Do you see what I see? The Child, the Child…

do you see what I seeAccording to NAEP (and its most honest state counterparts), MOST of our children are chronically improficient in the skills most vitally important to success in school (reading, math, writing).  (If you don’t agree with these assessments discount “most” to whatever percentage of children you do think are chronically improficient)

It’s not their fault.

What we call their improficiencies are ours. Proficiency stats are mirrors that say more about our proficiency in stewarding their learning than they say about their capacity for learning.

Most of the children who chronically struggle with learning these critical skills began the process of learning them without having sufficiently developed the sub-process proficiencies that learning them depends on. All higher-order skills depend on lower-order processes (e.g. attention span, working memory, linguistic differentiation, processing speed, emotional stability and resilience…). If the lower-order processes are inadequate at supporting the higher-order skill learning that depends upon them, learning those higher-order skills becomes significantly more difficult.

The reasons for such sub process improficiencies are many. Some children have innate wiring differences that make learning these skills harder; some didn’t receive sufficient stimulation during their sensitive slopes of development; some developed unhealthy emotional behaviors that interfere with focus; some grew up in impoverished family language environments; some have chronic health issues including poor nutrition; and most have received, and are receiving, instruction (dysteachia) that fails to adaptively bridge these ‘readiness’ issues with instruction and that engenders maladaptive cognitive strategies.

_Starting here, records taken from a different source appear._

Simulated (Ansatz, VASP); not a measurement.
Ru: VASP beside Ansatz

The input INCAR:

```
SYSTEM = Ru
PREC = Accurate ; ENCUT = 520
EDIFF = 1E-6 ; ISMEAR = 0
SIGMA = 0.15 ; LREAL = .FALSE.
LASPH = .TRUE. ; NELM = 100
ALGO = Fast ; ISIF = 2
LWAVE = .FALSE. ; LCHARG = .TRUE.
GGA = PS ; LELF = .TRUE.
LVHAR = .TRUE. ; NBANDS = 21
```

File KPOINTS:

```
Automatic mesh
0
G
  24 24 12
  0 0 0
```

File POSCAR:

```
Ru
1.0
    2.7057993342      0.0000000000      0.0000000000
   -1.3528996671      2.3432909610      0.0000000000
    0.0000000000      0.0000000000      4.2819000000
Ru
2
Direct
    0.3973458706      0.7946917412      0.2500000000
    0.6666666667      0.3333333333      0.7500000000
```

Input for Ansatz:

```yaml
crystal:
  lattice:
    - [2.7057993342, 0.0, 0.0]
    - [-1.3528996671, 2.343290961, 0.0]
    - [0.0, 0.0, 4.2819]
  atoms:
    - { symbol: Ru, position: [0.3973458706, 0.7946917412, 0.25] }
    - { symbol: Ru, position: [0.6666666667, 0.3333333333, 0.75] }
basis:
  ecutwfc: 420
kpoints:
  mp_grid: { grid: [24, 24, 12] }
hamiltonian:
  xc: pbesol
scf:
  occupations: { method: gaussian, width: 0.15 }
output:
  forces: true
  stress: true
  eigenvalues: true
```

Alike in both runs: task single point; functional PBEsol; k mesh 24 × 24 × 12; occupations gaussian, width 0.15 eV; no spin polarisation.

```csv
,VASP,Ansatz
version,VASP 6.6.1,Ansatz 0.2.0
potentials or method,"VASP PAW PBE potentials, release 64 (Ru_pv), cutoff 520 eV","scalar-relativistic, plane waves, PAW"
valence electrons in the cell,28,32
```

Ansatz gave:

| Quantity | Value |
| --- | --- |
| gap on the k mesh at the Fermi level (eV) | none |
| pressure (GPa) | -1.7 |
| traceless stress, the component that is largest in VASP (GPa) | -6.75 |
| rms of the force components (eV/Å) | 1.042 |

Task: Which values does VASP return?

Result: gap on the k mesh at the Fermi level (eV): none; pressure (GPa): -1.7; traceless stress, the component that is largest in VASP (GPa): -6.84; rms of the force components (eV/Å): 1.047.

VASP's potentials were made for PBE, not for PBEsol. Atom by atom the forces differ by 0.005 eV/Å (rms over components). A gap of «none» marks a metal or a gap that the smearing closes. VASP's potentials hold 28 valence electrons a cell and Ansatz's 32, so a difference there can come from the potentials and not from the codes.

None of these issues are the child’s fault.

If ‘brain plasticity’ means anything, it means that just about any child could learn just about anything – including these key skills – if who or what they were learning from could create the right conditions and steward them through an adaptively differentiated pathway that responds to their real-time learning needs. It’s not easy to do this – to instructionally compensate for all the variations in lower-order proficiencies that affect higher-order skill learning – but let’s be clear: it is our failure to do so that underlies why most of our children are chronically improficient at these skills.

And we can develop good, healthy, normal competencies in many areas, even if our earlier wiring was somewhat faulty. But it’s harder. It costs more in energy costs to the brain. The brain has to work at adapting to earlier circuits that were not laid down the way they should have been, and from society’s point of view, it costs more in terms of more expensive programming, more specialized help. –  Jack P. Shonkoff, Chair, National Scientific Council on the Developing Child

Most of our children are chronically improficient at the skills that most determine their success in school and, to a large degree, later in life. Yet, in the most objective sense, this chronic improficiency is not a measure of the children but of the inability of their learning environments to steward the learning they need to become proficient.

It’s not their fault; they didn’t choose their brains or choose to be born into their families. If you or I had lived in their bodies and life environments – lived their lives since conception – we wouldn’t be any different. We are who we learn to be within the opportunities and constraints of the learning environments we live in. They are who they have learned to be, including how ready they are for what we think they need to learn and how we think we should teach them.

It’s not their fault but they learn to blame and shame themselves anyway.

Children who chronically struggle with learning these core skills come to believe it is their fault. They can’t help but blame themselves, and we all (mostly unintentionally) contribute to the conditions that cause them to. The ‘system’, teachers, parents, siblings, and peers all contribute to the emergence of a self-blaming mythology that interprets their chronic learning difficulties as ‘something’s wrong with me’.  We all feel shame when we feel at fault for not being good enough at something we feel it’s important to be good at (especially when it’s publicaly exposed). Thus, blaming themselves for their difficulties, most of the kids who experience chronic skill improficiency also experience chronic shame about their learning difficulties. 

Human beings are innately motivated to adaptively minimize shame. We either learn to improve ourselves in ways that reduce our shame (exercise, lose weight, get our teeth whitened, dye our hair) or, if we can’t, we learn to avoid whatever causes us to feel shame (singing, dancing, math, public speaking). So what happens to kids that experience chronic improficiency, that don’t improve, and can’t avoid trying?

Shame and the fear (anxiety) of imminent shame, is one of worst things that can happen when we are learning.  Shame changes the focus of our attention.  Shame jolts us with a cognitive shock that disrupts our attention. Instead of processing whatever we were doing before the shame hits us our consciousness becomes occupied with the shame and all the self-negative self-talk that accompanies it. “I’m not that smart”. “I will never get this right”.

Mind-Shame

When shame occurs chronically and across multiple domains of learning, children develop a more general shame – a more general anxiety. They become ashamed of their minds. They develop mind-shame. If you’ve ever spent any time with children who chronically struggle you know this to be true.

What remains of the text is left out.